The RHQ Server, at its core, is a JEE application. It has two main deployment units - the main EAR and an Installer WAR - and they are deployed inside a JBoss Application Server (currently on JBossAS version 4.2.3, but soon to be 7.x). The main EAR contains the full server-side business logic (all the EJBs, JPA entities, web GUI, etc). The Installer WAR is technically only needed one time when the RHQ Server is run the very first time after the RHQ Server distribution is unzipped onto the filesystem. The EAR should not be deployed until after the Installer WAR has finished its work.
Why an Installer WAR in addition to the main EAR?
Consider that out-of-box, we don't know certain environmental settings the user wants to use. The main example to look at is the type of database being used. RHQ supports both Postgres and Oracle for its backend database. However, we don't know what the user wants to use hence we don't know what configuration settings should be used for RHQ's app server datasource (for example: What's the JDBC URL? What's the username/password for the database? Should it be using the Postgres or Oracle JDBC driver?). Therefore, out-of-box, we don't have RHQ's datasource even defined yet.
Also, for new installations, the user's database won't have the RHQ schema - e.g. it won't have the necessary tables that RHQ needs. If the installation is an upgrade from a previous RHQ version, the schema may exist in the database, but it may be old and would thus need to be upgraded.
Other minor issues are things like: What port does the user want the web GUI to listen to? What's the SMTP hostname to be used by RHQ when it needs to send emails?
This is where the Installer WAR comes in. Out-of-box, RHQ Server's Installer WAR will be deployed/enabled but the main EAR is not enabled. The main EAR cannot be deployed yet because it will fail immediately (e.g. the JPA initialization will fail because the datasource has not be created yet and the database itself may not even have the RHQ tables yet). When the user points her browser to the RHQ Server, the Installer GUI will be displayed. The user will be able to fill in the form specifying things like the database type, JDBC URL, SMTP hostname, etc. Once the answers are supplied to the questions in the Installer's form, the user will click the "Install" button and server code running in the Installer WAR will perform all the necessary work to setup the application server for use by RHQ. This includes things like telling the app server to create a datasource for the appropriate database, setting up the email service with the appropriate SMTP hostname, running database schema creation/upgrade tasks to create the necessary tables in the database, etc.
RHQ's Installer WAR can be run in "auto-install" mode. This means if the rhq-server.properties file (which is nothing more than a file of system properties passed into the app server via the -P option) is fully configured already, the Installer WAR will detect this and automatically do the same things as if the user pressed the "Install" button. Because all settings are defined in rhq-server.properties, the Installer WAR can perform the install without user intervention. So technically we could decide to not provide the user with a Installer GUI at all, but these tasks performed by the Installer WAR will still need to be performed regardless.

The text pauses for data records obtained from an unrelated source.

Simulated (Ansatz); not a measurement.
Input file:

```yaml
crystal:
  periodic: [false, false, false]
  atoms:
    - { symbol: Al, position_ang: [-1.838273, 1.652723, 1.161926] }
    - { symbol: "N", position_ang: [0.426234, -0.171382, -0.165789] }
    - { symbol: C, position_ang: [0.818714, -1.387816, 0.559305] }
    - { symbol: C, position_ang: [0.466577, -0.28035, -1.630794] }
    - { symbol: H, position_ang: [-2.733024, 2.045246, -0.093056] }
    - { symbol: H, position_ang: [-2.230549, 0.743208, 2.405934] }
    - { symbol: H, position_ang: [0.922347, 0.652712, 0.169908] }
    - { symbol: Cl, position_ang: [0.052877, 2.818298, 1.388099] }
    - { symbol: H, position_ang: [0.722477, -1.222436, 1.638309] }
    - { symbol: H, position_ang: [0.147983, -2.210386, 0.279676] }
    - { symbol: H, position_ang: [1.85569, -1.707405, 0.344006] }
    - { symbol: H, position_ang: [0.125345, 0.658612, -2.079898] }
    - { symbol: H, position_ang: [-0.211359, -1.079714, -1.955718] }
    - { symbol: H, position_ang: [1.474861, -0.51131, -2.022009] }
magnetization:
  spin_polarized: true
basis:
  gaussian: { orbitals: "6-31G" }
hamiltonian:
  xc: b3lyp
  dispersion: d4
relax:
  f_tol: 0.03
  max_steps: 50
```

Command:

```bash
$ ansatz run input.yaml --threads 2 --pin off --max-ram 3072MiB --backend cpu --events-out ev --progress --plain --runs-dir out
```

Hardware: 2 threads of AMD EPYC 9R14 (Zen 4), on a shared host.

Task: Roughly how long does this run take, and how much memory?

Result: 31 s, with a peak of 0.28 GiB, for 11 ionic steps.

Once the Installer WAR completes all the install tasks, it will then immediately deploy the main EAR. It will also attempt to undeploy itself since it is no longer needed - the installation tasks are done and the Installer WAR has nothing else to do for the life of that RHQ Server. At this point in time, the main EAR can now successfully start up because things like the datasource and email service are already created and fully configured and the database now has the proper RHQ schema. The main EAR, once finished initialization, can now serve up the main RHQ GUI and we now have a fully functional RHQ Server.